Pitfalls of Self-Representation in Traffic Court

Traffic court is a very confusing and often frightening place for self-represented litigants. Unfortunately, that can sometimes result in people being taken advantage of by police officers who are trained in the law and rules of evidence in traffic court. It can also result in people not knowing when the court is making a legally incorrect ruling.

A recent BC Supreme Court traffic ticket appeal case demonstrates some of the pitfalls of being unrepresented in a system that can feel stacked against you.

The BC Supreme Court released a decision today reminding police that they must abide by rules of evidence when prosecuting traffic matters.  

In R. v. Chan, (https://www.bccourts.ca/jdb-txt/sc/21/13/2021BCSC1383.htm) a decision of the Honourable Mr. Justice Williams, the Court found fault with an officer who successfully entered evidence which amounted to an egregious breach of the rules of evidence. The officer was said to have proceeded with “considerable zeal” to enter inadmissible hearsay, likely with respect to a collision.  

The presiding Judicial Justice, who refused to allow an adjournment at the outset to allow Mr. Chan to hire a lawyer, allowed the hearsay evidence and then substantially overstated the effect of the evidence to found a conviction.

Although the Crown conceded the appeal, Mr. Justice Williams felt it was necessary to go further and decline the Crown’s application for a new trial, stating that “the irregularities that enabled the admission of the evidence were not minor or technical in nature; these were not close calls. They were quite egregious violations of basic rules or evidence.”

It is unusual to find the BC Supreme Court would characterize a proceeding in a lower court as “most troubling” and find that a police officer “ran roughshod over fundamental rules of evidence” which makes this decision an interesting read and particularly instructive for the police when they act as prosecutor at trial.
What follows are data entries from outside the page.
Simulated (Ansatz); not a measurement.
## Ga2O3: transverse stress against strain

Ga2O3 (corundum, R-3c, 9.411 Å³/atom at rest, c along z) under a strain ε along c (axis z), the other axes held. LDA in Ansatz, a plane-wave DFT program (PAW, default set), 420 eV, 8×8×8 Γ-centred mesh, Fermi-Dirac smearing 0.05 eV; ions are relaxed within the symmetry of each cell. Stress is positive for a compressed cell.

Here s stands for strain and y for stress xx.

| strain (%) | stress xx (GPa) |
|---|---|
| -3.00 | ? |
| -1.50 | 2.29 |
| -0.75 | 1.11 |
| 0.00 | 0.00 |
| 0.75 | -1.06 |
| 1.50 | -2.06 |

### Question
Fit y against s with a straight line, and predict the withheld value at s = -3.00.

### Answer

Had Mr. Chan been represented by counsel, the impugned evidence may not have been considered. The Court notes that “it is as well not without significance that (Mr. Chan) was not represented by counsel at the hearing.”

This is why it can be important to hire a lawyer to represent you in your traffic court hearing… because if you do not you may not know when things are not going the way they should.